ASSOCIATED COMPANIES

Companies that own and control other companies or are owned and controlled by the same person(s) must be treated as associated for corporation tax purposes, even if they are totally different businesses. This could have a dire effect on the amount of corporation tax payable, as it means that the £300k and £1.5m thresholds must be shared between the associated companies on an equal basis and any profits above the reduced thresholds will be taxed at higher rates.

For example, suppose that Mr A owns 50% of the shares in each of 2 companies. Mr B owns the remaining 50% in both companies. The companies are deemed to be associated as they are both under the control of the same people, even though neither of them controls either company on his own. The first company makes a profit of £250,000 and the other £50,000. The first company would pay corporation tax of £61,250 and the second £10,500 (based on 2009/10 rates). The total tax of £71,750 is approximately 24% of the combined £300,000 profit. If the companies were not associated, total tax would be £63,000 which is only 21% of combined profits. The fact that they are associated means that they pay additional corporation tax of £8,750.

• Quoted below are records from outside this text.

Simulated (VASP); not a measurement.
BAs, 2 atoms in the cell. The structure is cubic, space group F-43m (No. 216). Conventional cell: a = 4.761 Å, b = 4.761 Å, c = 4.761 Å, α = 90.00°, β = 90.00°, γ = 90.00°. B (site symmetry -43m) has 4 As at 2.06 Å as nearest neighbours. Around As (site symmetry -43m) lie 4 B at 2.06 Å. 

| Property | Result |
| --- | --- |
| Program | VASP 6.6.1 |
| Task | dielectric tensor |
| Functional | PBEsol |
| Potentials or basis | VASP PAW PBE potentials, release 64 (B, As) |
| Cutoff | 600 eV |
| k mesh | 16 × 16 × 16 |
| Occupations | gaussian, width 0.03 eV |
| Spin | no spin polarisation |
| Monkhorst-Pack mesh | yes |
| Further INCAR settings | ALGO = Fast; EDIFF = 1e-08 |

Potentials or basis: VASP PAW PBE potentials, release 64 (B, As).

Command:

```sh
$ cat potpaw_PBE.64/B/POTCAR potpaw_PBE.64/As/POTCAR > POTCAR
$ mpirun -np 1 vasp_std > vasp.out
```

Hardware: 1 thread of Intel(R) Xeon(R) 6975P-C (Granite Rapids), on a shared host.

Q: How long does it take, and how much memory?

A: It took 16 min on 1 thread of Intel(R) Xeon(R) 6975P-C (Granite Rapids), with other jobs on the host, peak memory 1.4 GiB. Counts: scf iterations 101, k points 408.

This effect is more pronounced when companies make dissimilar profits. When profits are more or less the same, the associated company rules make very little difference to the total amount of tax paid (unless aggregate profits exceed £300,000). It is therefore important to estimate how much profit a new business is going to make at the outset so you can decide whether it is better to have separate companies or treat them as separate trades within the same company. If other investors are involved, it may be better to adjust the overall shareholdings in the main business to reflect the different stakes in the smaller business.

Of course, there are other factors to consider as well when deciding whether to set up a new company. Probably the most important is the need to limit liability for losses sustained by the new business so that creditors do not have any claim on the existing business. The tax advantages should therefore be weighed against the risk of having all your eggs in one basket. However, the new business can always be hived off into a separate company at a later stage if necessary when it starts making higher profits (and incurring more liabilities).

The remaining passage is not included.